In brief
The name of Ibrahim Miro emerged as a public figure when he was nominated on November 11, 2013 to be the Minister of Economy and Finance in the Syrian interim government, headed by Ahmad Tomeh. The presence of Miro was considered to be a representation of Kurdish-Syrian participation in the interim government on the one hand and, on the other hand, he represented the participation of the younger generation since he is the youngest minister of economy and finance in the Arab world, at only 35 years old.
Background
Ibrahim Miro descends from the Kurdish village of Mozlan in the far northeast of Syria. He was born in 1978 and finished secondary school in al-Malikieh village (Derek), Hasakeh Province, before moving to study in Holland in the late nineties.

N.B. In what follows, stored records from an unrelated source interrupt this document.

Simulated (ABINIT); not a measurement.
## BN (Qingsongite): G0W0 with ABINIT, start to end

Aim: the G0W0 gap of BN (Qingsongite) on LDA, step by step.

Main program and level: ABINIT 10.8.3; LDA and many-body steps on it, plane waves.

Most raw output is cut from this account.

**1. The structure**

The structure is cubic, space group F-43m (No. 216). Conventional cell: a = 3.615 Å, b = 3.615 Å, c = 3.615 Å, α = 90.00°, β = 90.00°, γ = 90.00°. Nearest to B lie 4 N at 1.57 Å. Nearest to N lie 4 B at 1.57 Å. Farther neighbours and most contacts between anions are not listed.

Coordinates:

Two things pervaded the psychological and political world of Ibrahim Miro during the period of his presence in Syria. The first was his uncle Dahham Miro, a notable in the Kurdish-Syrian political arenas who had been the secretary of the Syrian Kurdish Democratic Party since 1971, when Almulla Moustafa Al-Barazani nominated him to be a uniting figure for all of the party’s factions after many deep disagreements in this Kurdish traditional party had occurred in the mid-sixties. But Dahham Miro was pursued by the Syrian security agencies, which arrested him in 1973, and he was imprisoned for seven years. That ideological and familial, political atmosphere was the deepest and most influential in Ibrahim Miro’s early life. The second event was the assassination of his brother, political activist Dr. Jamsheed Miro, with all the clues pointing to the involvement of the Syrian security agencies.
Miro studied Economics at the Economics School at Amsterdam University and earned a Master’s degree studying in Macro, micro, and social economy, then began working in the financial and banking business as a consultant in the Dutch Central Bank.
The revolution
Ibrahim Miro participated in the Syrian revolution since its beginning as a “Syrian expatriate.” His activity has been divided into three integral parts. The first part was his contribution holding a number of meetings with Kurdish youth activists in several European countries, until those activities took shape in the expanded meeting of the Kurdish-Syrian activists in the capital of Sweden in October 2011, with a civil-political organization, The City Waves, ASKIA. ASKIA aimed to be an organization of support and development for (building) the capacity of Kurdish activists inside Syria. The second part of Miro’s activity was joining the public Syrian political body that represents the Syrian revolutionaries as an effective member of the Kurdish bloc in the Syrian National Council since its establishment. He then became a member of the Council’s Secretariat during the famous meeting of the Syrian National Council in the capital of Qatar in November 2012.
The last and the most effective component of Miro’s activity in the Syrian revolution was in his career, since he became a member in the economic working group for Syria that was founded in May 2012, and run for the most part by the “Friends of Syria” group, with the supervision of the UAE and the German government. The group has provided several management plans and logistical support for the Syrian areas outside of regime control. But most of those projects were never effectively implemented on the ground because of the internal conflict in most of those areas and the difficulty of forming a bureaucratic side that is able to manage and adapt in those areas.
Present
Ibrahim Miro is regarded as among the young generation of the Kurdish-Syrian political activists who combine three formative characteristics distinguishing them from the former generations. They aren’t official members in the national Kurdish parties in any of their varieties, and their nationalist consciousness and political culture was formed in the atmosphere of the community they grew up in and not by the regulatory organizational parties. Also of note is their educational achievement, since their [these activists’] educational, occupational, and bureaucratic capital extends beyond the narrow domain of being just professionals in political and party work. Lastly is the way they contribute in public to the Syrian matter. They aren’t just a party or Kurdish activists in the public Syrian activity; they are a combination of capabilities, aptitudes, and the widest network of relationships with the components of the Syrian community. That’s what qualifies them to perform this activity and not be [merely] Kurdish-Syrians who have a specific “portion” of any Syrian “cake.”